The given data can be listed below,

• The mass of the soccer ball is, m = 0.420 kg.
• The initial speed of soccer is, $v_i=2\hspace{0.33em}m/s$.
• The constant force acting on the ball is, $F_c=40\hspace{0.33em}N$.
• The final speed of the ball is, $v_f=6.0\hspace{0.33em}m/s$. 

According to the work-energy theorem, a system's change in energy is what constitutes work. A moving object's kinetic energy is altered when it is stopped. Therefore work has been done on it.

The total work done on the ball is given by,

$$\begin{gathered} W_{tot}=K_2-K_1 \\ =\frac{1}{2}m{v}_f^2-\frac{1}{2}m{v}_i^2 \end{gathered}$$                                                                                                    …(i)

The work done by the force is given by,

$$\begin{gathered} W_{tot}=\overrightarrow{f}·\overrightarrow{s} \\ =fs \cos \varphi \end{gathered}$$                                                                                                                  …(ii)

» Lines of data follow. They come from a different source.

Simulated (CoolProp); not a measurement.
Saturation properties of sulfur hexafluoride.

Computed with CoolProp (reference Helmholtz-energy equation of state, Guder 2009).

Compare equation (i) and (ii), the distance travelled by the player is given by,

$$\begin{gathered} fs \cos \varphi =\frac{1}{2}m{v}_2^2-\frac{1}{2}m{v}_1^2 \\ s=\frac{1}{2f}m\left(v_f^2{-}_i^2\right) \end{gathered}$$ 

Substitute all the values in the above,

$$\begin{gathered} s=\frac{1}{2f}m\left(v_f^2{-}_i^2\right) \\ =\frac{1}{2\left(40 N\right)}\left(0.42 kg\right)\left[{\left(6 m/s\right)}^2-{\left(2 m/s\right)}^2\right] \\ =\frac{13.44}{40}m \\ =0.168 m \end{gathered}$$ 

Thus, the distance traveled by the player to increase the velocity is 0.168 m.